In the traditional classroom, many social and personal inequalities effect students’ participation and overall production. There are groups of hesitant students, shy students, and weaker ones who avoid interaction in the class in order not to loose face. CMC, however, has the advantage of overcoming these inequalities through the anonymity afforded by electronic discussions and exchanges. It also reduces static social context clues related to race, handicap etc. (Sproull and Kiesler  1991, cited in Warschauer et all 1996, p.5), it reduces dynamic social context cues such as hesitation (Finholt et all 1986, cited in Warschauer et al 1996, p.6), and it allows students to contribute at their own time and pace (Selfe and Myre 1991, cited in Warschauer et al, 1996, p.6). CMC also tends to feature more balanced participation than face-to-face conversation, with less dominance by outspoken individuals.

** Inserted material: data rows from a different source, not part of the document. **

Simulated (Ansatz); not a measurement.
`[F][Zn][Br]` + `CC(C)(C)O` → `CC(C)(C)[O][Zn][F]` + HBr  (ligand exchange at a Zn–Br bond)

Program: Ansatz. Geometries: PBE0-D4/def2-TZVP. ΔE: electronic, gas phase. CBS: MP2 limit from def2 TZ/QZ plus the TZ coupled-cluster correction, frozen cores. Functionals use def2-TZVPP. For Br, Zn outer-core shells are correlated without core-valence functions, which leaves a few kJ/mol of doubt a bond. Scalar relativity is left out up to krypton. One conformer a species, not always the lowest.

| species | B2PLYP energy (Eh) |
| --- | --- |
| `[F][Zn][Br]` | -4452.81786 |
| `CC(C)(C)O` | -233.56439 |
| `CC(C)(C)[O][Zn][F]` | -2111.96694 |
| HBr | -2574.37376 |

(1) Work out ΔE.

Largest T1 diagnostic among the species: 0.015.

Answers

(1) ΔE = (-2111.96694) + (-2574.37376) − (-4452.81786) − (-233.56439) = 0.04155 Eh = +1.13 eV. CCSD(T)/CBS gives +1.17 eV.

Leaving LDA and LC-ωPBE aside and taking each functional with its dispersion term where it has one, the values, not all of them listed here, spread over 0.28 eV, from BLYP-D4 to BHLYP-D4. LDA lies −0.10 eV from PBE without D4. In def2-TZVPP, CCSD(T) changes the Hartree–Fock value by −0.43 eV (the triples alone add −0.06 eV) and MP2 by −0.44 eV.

Findings of some studies suggest that CMC can be a useful tool for encouraging greater participation of quiet or shy students and for creating alternatives to the traditional “IRF” discourse pattern which dominates most classrooms (Warschauer, 2001). Many other classroom studies have found that students’ participation and written output increased in electronic discussions. Shulman (2000) shows that students who were quiet and reluctant to participate in class were the most active participants in the internet project. Similarly, Hartman et al, 1991(cited in Warschauer 1996, p.6) found that less able and weaker writing students not only communicated more during electronic discussions, they also offered very useful comments to peers and end up producing better papers.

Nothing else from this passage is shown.